Shepherdstown, Va. – July, 1860 – Drumbeats By Jim Surkamp

1638 words

https://web.archive.org/web/20190710014746/https://civilwarscholars.com/2011/06/shepherdstown-va-july-1860-drumbeats/

This is an account of Census-taker Joseph Coyle making his way around Shepherdstown in July, 1860, using the record of the Census to chart his course. It is interspersed with reports in the town newspaper, “The Register,” reflecting the rising anxiety and fear of future divisive conflicts, in the wake of the John Brown Raid. DeWitt Clinton Gallaher writes of growing up in Shepherdstown. His family moved and he was a student at Waynesboro Academy in Pennsylvania in 1860.-ED

Caught Between “A Rock” of the John Brown Raid and “A Hard-Place” of the Upcoming Presidential Election

On July 24, 1860, Census-taker Joseph O. Coyle kept going down Washington Street in Shepherdstown as a strong, dry wind pushed.

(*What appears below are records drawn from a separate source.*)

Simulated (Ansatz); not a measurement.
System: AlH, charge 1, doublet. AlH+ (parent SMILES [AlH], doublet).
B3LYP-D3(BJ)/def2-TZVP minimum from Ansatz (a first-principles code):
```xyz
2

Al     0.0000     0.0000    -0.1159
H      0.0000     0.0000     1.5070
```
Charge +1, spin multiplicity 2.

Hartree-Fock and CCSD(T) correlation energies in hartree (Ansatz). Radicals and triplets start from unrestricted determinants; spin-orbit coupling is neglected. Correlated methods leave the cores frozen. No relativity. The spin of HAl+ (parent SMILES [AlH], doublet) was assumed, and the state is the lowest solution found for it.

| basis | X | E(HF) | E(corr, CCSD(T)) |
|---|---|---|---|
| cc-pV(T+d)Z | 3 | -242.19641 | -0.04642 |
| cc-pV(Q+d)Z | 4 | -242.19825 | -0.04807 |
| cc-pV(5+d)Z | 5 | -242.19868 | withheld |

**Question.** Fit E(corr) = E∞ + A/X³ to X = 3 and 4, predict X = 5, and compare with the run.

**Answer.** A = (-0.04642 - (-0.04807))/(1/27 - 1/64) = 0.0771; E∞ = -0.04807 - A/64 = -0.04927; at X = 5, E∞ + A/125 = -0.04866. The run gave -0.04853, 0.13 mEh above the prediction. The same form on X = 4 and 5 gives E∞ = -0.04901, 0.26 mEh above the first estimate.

He counted the Cookuses, a butcher family: John H., 29; Ann, 31; John, 6; Eliza, 4; Mary Ida, 2; and Michael Cookus, 57, who owned the place. Then, Blacksmith John Snyder; his wife, Josephine; their three girls and son. Then, Plasterer Tom Fawcett, his place and family of five. Then, Coach Trimmer David Conner with his wife, Josephine, their 20-year-old-son, Newton, who was a boatman.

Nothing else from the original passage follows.